[NiToNi]

A few things I would like to understand better:

1. The rule of thumb says baffe width should be less than ~2.2 times the driver's diameter - why is that really? Modelling an 8" on a 24" wide open baffle gives much better extension below 200 Hz than an 18" baffle so it is tempting to do the trade-off (whatever it may be). Given I use DSP, can I negate those negative effects of going with 24"?

2. Both 18" and 24" wide baffles have their dipole peaks way above the pass band of my 15" woofers (30-120 Hz) so the 6dB/octave roll-off will apply to the whole pass band for both those baffle widths. In an active system with EQ, are there any benefits then to go for the wider 24" baffle rather than the slimmer 18" baffle? Is there a difference in sensitivity and if so how many dB difference are we talking about?

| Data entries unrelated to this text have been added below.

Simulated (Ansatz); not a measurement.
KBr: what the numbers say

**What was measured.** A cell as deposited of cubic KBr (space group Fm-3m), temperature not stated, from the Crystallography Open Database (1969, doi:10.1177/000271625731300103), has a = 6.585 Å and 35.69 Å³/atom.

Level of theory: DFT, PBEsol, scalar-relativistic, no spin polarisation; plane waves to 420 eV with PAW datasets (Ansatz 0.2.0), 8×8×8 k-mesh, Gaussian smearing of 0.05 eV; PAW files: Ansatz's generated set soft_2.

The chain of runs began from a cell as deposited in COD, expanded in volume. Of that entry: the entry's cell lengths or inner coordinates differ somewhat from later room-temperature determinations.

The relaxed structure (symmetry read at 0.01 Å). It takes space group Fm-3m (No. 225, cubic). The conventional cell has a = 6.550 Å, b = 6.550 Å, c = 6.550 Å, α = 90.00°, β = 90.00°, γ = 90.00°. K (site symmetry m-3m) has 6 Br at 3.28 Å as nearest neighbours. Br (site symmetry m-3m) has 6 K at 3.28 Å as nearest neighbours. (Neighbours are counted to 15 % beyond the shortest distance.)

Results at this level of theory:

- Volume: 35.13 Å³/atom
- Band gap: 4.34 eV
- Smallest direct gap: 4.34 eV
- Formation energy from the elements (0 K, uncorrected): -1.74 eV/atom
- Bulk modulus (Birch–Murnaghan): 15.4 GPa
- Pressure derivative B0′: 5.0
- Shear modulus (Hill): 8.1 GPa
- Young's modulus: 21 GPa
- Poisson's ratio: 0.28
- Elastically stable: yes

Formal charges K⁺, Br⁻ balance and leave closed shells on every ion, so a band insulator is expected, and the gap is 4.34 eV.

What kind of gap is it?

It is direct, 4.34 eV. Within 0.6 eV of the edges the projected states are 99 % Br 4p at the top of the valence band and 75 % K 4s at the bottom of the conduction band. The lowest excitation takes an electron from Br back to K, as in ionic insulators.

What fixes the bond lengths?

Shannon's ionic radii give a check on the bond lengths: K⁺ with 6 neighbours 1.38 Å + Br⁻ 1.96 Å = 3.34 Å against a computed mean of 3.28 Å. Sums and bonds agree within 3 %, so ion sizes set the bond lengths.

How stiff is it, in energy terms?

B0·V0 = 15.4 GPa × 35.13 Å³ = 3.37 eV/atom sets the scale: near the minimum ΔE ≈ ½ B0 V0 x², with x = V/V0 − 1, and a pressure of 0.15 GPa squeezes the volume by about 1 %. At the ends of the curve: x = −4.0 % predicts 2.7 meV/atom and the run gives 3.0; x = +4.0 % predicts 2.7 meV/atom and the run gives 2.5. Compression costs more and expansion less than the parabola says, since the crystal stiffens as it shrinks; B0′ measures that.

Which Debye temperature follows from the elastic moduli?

3. Since it is a given that the woofers will roll-off by 12dB over their two-octave pass band, correcting for this alone with digital EQ will use up precious bits in the digital domain (reducing the resolution of 16 bit redbook source material to 14 bits), and this is even before DSP correcting the actual room response (peaks and dips). In an effort to preserve digital headroom, is it common (or at least a good idea) to combine digital XO/EQ with a first-order electronic crosssover on the woofers amps to compensate at least for the dipole roll-off prior to EQ'ing?

[JohnR]

Where did you read the 2.2x rule of thumb? I suspect this may be more to do with the behavior at higher frequencies - with smaller drivers (on a given baffle) it's harder to position the driver to avoid an on-axis notch.

Digital EQ/xovers use 24 bit DACs (not 16), all that I've seen anyway.

[NiToNi]

Several places, including on here. I think it has to do with dispersion if anything and applies to a 8" fullrange driver as well.

The DAC may be 24 bit but if the source material is 16 bit, digital EQ must reduce resolution , e.g. a 9 dB EQ cut would reduce resolution to 15 bits.

[JohnR]

Why ask questions if you're going to argue with the answers  If you add 8 bits to a 16-bit signal, then shift the top 16 bits down one bit, what do you get?

[JohnR]

Several places, including on here. I think it has to do with dispersion if anything and apllies to a 8" fullrange driver as well.

It is explained here by Rudolf: http://www.audiocircle.com/index.php?topic=64048.0

As I understand it, he is saying that the crossover frequency should be below the dipole peak. The baffle width rule of thumb then comes about in order to keep the dipole peak above some nominal "upper frequency" that the driver can be used, based on its size.

If you are using a full-range driver, then you won't be low-passing it anyway. Angling the baffle edges will reduce the problem, try it in Edge.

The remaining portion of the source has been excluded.